Is Hadoop fit for government IT purpose?

Privacy campaigners have reacted with alarm to a story that the Home Office will use Hadoop to centralise all its databases.

The story, originally published on The Register, and written by Alexander Martin, was taken up last week, though without attribution, by the Financial Times.

Its civil libertarian thrust is that the government might be planning to use the open source Hadoop software stack to create one new “mega database” to rule them all, and the citizens of the UK, without their knowledge or consent.

The Register elicited an outraged comment from Liberal Democrat leader Tim Farron to the effect that it was “simply unacceptable” to smuggle such a substantial data storage “replatforming” change under the Technology Platforms for Tomorrow (TPT) programme, which is under the leadership of Sarah Wilkinson, as chief technology officer at the Home Office.

The FT additonally sourced concerned comment from a privacy lawyer and Privacy International.

The original story is based on sight of a presentation given to a Hadoop Use Group UK meeting earlier this year.

It raises the broad question: “is Hadoop fit for government IT use?” Is there enough governance and security built into it for use in government data stores?

The Hadoop Distributed File System (HDFS) is not a database. It is a file store. A simple analogy would be to say it is like the C drive on a Windows PC (this analogy I owe to Kevin Long, formerly of Teradata and a data consultant). But, as part of other elements of the Hadoop family of technologies, it can be used to store and interrogate data of volumes, varieties, and velocities beyond the competence of relational databases. However, doing so is not simple and requires expensive data engineers, as well as data scientists to do the analysis.

This is why organisations such as banks, telecoms providers, and gaming web sites have been building data science teams to exploit the Hadoop ecosystem, which is now in its tenth year. It would be odd indeed if government departments were not using it, for science projects if not for full-blown production use cases.

Indeed Wayne Horkan, senior enterprise architect at the Home Office said, in September last year, at the opening of Hadoop distributor Hortonworks’ new office in the City of London, that his team, which is mainly focused on data use for UK border control, had been exploring open source Hadoop, and that they saw the supplier’s commitment to pure open source as “what we’ve enjoyed … it protects us from vendor lock in”.

The crucial thing for him, with Hadoop, was he said “re-scheming, breaking away from legacy relational thinking. That [what] kills us.

“[We] have a large number of existing databases and sets of data that we would like to bring together and get as much intelligence from as possible”.

(There is a full transcript of Wayne Horkan’s description of his team’s work in an article by Derek du Preez on the Diginomica web site).

Cloudera and HMRC

Cloudera, another commercial Hadoop distributor, has worked with another UK government department, HMRC, which has used the supplier’s “Enterprise Data Hub” for the department’s data analytics Connect programme, spending £7.4m in the first quarter of 2015.

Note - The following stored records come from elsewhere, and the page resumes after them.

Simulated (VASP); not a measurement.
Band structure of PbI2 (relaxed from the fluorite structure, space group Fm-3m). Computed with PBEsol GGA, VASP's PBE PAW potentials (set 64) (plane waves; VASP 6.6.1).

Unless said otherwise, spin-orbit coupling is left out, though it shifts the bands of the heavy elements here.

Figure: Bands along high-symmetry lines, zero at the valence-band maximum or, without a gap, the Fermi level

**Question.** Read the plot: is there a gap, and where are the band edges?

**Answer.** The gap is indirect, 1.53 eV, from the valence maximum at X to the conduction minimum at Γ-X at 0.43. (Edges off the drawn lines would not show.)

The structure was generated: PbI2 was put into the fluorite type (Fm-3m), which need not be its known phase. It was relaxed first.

Amr Awadallah, chief technology officer, Cloudera told Computer Weekly in December 2013 – off the record at that time – that though their European paying customers were drawn mostly from web companies and telecoms, they had been talking to the Government Digital Service (GDS) in the UK, as well as Mark Dearnley, the then recently appointed CIO of HMRC. Those conversations may have resulted in the £7.4m engagement reported in 2015. Awadallah also said their second “most advanced” customer in the US was the federal government.

The governance and security features of Cloudera’s “enterprise data hub” – based on Hadoop, but not reducible to it – had, he said, largely been added to it at the behest of IT professionals at customers, especially in the US with finance companies, healthcare and the government. “Early customers pushed us very hard on security. I’d like to say a lot of that came from our thinking, and we are geniuses, but no, it came from them – features like access control, data lineage, how data is transformed over time, and back-up and recovery came from them pushing us”.

The other main Hadoop distributors – Hortonworks and MapR – will make similar cases. But as deployment of the Hadoop ecosystem in government IT goes beyond science and experiment to production systems, the issue of governance will come back again and again. And its vulnerability to critique on civil liberties grounds – as a Silicon Valley-originated open source technology more extensive in its reach to unstructured data, such as photos, audio, and text than relational databases –does make Hadoop’s fitness for government IT use controversial.